NAME
killer - Background job killer
SYNOPSIS
killer [-h] [-V] [-n] [-d]
DESCRIPTION
killer is a perl script that gets rid of background jobs. Background
jobs are defined as processes that belong to users who are not
currently logged into the machine. Jobs can be run in the background
(and are expempt from killer’s acctions) if their scheduling priority
has been reduced by increasing their nice(1) value or if they are being
run through condor. For more details, see the PACKAGE main section of
this document.
The following sections describe the perl(1) packages that make up the
killer program. I don’t expect that the version that works for me will
work for everyone. I think that the ProcessTable and Terminals
packages offer enough flexibility that most modifications can be done
in the main package.
Command line options
-h Tell me how to get help
-V Display version number
-n Do not kill, just print what would be killed
-d Enable debug output
PACKAGE ProcessTable
Each ProcessTable object contains hashes (or associative arrays) that
map various aspects of a job to the process ID (PID). The following
hashes are provided:
pid2user Login name associated with the effective UID that the
process is running as.
pid2ruser Login name associate with the real UID that the process is
running as.
pid2uid Effective UID that the process is running as.
pid2ruid Real UID that the process is running as.
pid2tty Terminal associated with the process.
pid2ppid Parent process of the process
pid2nice nice(1) value of the process.
pid2comm Command name of the process.
Additionally, the %remainingprocs hash provides the list of processes
that will be killed.
The intended use of this package calls for readProcessTable to be
called to fill in all of the hashes defined above. Then, processes
that meet specific requirements are removed from the %remainingprocs
hash. Those that are not removed are considered to be background
processes and may be killed.
new
This function creates a new ProcessTable object.
Example:
my $ptable = new ProcessTable;
initialize
This function (re)initializes arrays and any environment variables for
external commands. It generally will not need to be called, as it is
invoked by new().
Example:
# Empty out the process table for reuse
$ptable->initialize();
readProcessTable
This function executes the ps(1) command to figure out which processes
are running. Note that it requires a SYSV style ps(1).
Example:
# Get a list of processes from the OS
$ptable->readProcessTable();
cleanForkBombs
This function looks for a large number of processes owned by one user,
and assumes that it is someone that is using fork() for the first time.
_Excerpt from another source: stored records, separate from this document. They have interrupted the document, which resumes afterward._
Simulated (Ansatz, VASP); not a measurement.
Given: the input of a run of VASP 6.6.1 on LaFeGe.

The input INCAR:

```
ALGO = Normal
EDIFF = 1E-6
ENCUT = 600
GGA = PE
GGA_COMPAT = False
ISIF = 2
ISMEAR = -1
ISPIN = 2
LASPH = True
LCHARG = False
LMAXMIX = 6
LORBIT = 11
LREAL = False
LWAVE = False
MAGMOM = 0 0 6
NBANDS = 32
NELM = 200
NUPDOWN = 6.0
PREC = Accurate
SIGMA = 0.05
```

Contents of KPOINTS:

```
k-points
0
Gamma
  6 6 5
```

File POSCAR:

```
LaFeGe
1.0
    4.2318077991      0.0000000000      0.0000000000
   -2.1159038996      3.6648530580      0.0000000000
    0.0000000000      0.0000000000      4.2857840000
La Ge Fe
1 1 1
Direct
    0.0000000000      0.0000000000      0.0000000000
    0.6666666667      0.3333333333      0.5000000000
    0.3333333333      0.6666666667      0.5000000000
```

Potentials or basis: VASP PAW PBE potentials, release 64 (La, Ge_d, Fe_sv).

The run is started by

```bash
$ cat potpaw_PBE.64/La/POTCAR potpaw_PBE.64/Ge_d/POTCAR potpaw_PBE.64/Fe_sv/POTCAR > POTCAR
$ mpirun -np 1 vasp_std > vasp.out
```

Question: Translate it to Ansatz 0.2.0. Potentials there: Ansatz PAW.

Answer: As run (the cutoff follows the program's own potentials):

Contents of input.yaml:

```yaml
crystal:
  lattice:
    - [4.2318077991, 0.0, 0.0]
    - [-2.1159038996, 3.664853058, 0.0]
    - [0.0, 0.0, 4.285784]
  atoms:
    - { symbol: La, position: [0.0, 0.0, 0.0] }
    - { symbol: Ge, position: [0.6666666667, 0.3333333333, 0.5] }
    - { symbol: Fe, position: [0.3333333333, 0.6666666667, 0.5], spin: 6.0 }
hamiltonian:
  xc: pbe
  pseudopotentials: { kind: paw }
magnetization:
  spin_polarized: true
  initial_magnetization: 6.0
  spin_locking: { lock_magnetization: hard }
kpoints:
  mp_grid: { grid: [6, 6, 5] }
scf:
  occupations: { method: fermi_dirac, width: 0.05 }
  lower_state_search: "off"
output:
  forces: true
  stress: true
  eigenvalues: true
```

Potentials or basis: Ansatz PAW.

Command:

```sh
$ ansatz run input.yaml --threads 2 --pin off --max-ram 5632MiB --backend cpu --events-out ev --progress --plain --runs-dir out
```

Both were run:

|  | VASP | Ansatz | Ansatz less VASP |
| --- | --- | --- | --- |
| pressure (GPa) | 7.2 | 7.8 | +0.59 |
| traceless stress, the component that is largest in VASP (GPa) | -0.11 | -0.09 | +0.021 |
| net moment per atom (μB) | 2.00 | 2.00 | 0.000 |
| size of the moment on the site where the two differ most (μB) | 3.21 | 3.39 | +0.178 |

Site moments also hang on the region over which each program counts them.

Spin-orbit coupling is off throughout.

An effective way to clean up such a mess is to "kill -STOP" each
process then "kill -KILL" each process.
Note this function ignores such mistakes by root. If root is running a
fork(2) bomb, this script wouldn’t run, right? Also, you should be
sure that the number of processes mentioned below (490) is less (equal
to would be better, right?) than the maximum number of processes per
user. Also, the OS should have a process limit at least a couple
hundred higher than any individual. Otherwise, you will have to use
the power switch to get rid of fork bombs.
Each time a process is sent a signal, it is logged via syslog(3C).
Example:
# Get rid of fork bombs. Keep track of who did it in @idiots.
my @idiots = $ptable->cleanForkBombs();
getUserProcessIds user
This returns the list of process ID’s where the login associated with
the real UID of the process matches the argument to the function.
Example:
# Find all processes owned by httpd
my @webservers = $ptable->getUserProcessIds('httpd');
getUniqueTtys
This function returns a list of terminals in use. Note that the format
will be the same as given by ps(1), which will generally lack the
leading "/dev/".
Example:
# Get a list of all terminals that processes are attached to
my @ttylist = $ptable->getUniqueTtys();
removeProcessId pid
This function removes pid from the list of processes to be killed.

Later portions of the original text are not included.